Divine Intervention: Undeniable, but What Difference does it Make? 16 July 2014

Multiple Appearances Plus
Metaphysics in a Non-Metaphysical Sense

Our experience is one of appearances.  What gives experience its “unity” is that experience of whatever kind is a flow of appearances.  Were there to be no appearances, there wou7ld be no experience, and there would be no need for us to seek understanding.  Understanding is the understanding of appearances.  However, with respect to the clarity and distinctness of appearances there is a spectrum from unpredictable “chaos” (nocturnal dreams) to mechanical “certainty” (physical events governed by physical laws).  In short, the spectrum does not consist in a difference in kind of objects (the entire spectrum consists of appearances) but in the degree to which we are able to discern (or not discern) a predictable pattern “behind” the appearances.

When it comes to thought (conscious judgment about appearances), we encounter another spectrum.  It appears that there are conscious beings who judge exclusively (or almost exclusively) on the basis of pre-programed instincts.  Along a spectrum, human consciousness is profoundly different in degree but not kind in this respect.  In short, humanity’s instincts are lousy, but it compensates by employing “symbols” that it inserts into the midst of the stimulus-response structure that is shared with other conscious species.[1]  These symbols allow, even sometimes require, that we deny our senses.  The sun is not moving!  Unlike other species, these symbols are not part of an instinctual repertoire; rather, they must be learned.  In short, they are “meta-“physical in the non-metaphysical sense of their being added to phenomena by the individual in a priori synthetic judgments.

Humanity’s acquisition and employment of symbols profoundly transforms its experience of appearances.  Humanity does not stop with mere understanding.  Once it has made the connection between its appearances and symbol systems, humanity can employ the symbol systems to change the appearances.  We experience ourselves as possessing an autonomous freedom above (but never separate from) nature that makes it possible for us to transform nature.  This is creative, autonomous freedom, not mere choice.

Symbols and Causal Explanations:  Additions to Appearances

Without here needing to identify all that humanity “adds to” phenomena in order to understand and to transform its world, it is important for any discussion of divine intervention to identify the status of causal explanations.

We experience only the appearances (the effects) of causes, not the causes themselves.  A causal explanation is “objective” not because we can prove it (or disprove it) by perceptible data but because it fits into (or doesn’t fit into) our grasp of an ever-expanding coherent, system of order (e.g., conceptual scheme and/or physical laws) that we discern as governing the phenomena.  If we reject the reality of such a lawful order, we essentially are shooting ourselves in the head because we would be rejecting the very possibility of understanding in experience.

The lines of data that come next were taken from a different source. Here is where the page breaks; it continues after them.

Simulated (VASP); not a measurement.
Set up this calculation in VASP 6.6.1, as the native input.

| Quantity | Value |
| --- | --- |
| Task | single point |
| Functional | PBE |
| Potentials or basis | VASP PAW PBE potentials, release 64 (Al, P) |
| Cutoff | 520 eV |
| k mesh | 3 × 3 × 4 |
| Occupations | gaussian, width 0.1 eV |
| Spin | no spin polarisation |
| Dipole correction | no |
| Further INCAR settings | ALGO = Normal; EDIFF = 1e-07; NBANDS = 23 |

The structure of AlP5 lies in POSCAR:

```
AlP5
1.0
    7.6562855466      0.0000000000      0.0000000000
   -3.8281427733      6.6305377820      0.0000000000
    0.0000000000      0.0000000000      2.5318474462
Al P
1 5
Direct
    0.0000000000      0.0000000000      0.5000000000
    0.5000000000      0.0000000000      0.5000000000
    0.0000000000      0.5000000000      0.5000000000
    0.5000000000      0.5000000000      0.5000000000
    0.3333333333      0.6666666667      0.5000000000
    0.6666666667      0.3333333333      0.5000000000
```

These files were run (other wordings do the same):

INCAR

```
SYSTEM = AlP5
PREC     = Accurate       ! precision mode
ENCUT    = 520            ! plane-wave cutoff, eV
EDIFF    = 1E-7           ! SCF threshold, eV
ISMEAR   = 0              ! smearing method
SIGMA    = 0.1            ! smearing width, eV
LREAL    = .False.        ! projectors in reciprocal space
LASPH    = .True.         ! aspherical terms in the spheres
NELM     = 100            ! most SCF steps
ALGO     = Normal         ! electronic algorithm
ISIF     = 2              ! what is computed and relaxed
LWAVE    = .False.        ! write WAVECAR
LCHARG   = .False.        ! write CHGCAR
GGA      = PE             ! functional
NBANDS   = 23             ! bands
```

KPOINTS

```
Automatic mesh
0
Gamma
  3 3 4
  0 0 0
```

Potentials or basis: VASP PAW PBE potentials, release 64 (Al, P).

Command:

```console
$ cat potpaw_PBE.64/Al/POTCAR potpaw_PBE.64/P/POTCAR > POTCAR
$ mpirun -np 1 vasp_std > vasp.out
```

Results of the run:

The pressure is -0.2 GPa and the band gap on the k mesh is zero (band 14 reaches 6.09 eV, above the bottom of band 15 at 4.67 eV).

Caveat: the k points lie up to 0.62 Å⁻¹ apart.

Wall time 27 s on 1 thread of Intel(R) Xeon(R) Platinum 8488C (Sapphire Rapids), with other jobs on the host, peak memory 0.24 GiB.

However, in addition to the physical world, there is another domain[2] (i.e., lawfully, causal order) of experience.  There is an assumption here in this other domain just as with the physical domain:  where there is order in experience, there is a lawful, causal order.  This is the lesson to be drawn from nocturnal dreams.  They are clear and distinct but have no lawful order.[3]  However, what are the appearances that suggest that we possess a causal capacity not separate from the physical world but to a degree independent (autonomous) of the physical world (i.e., creative freedom)?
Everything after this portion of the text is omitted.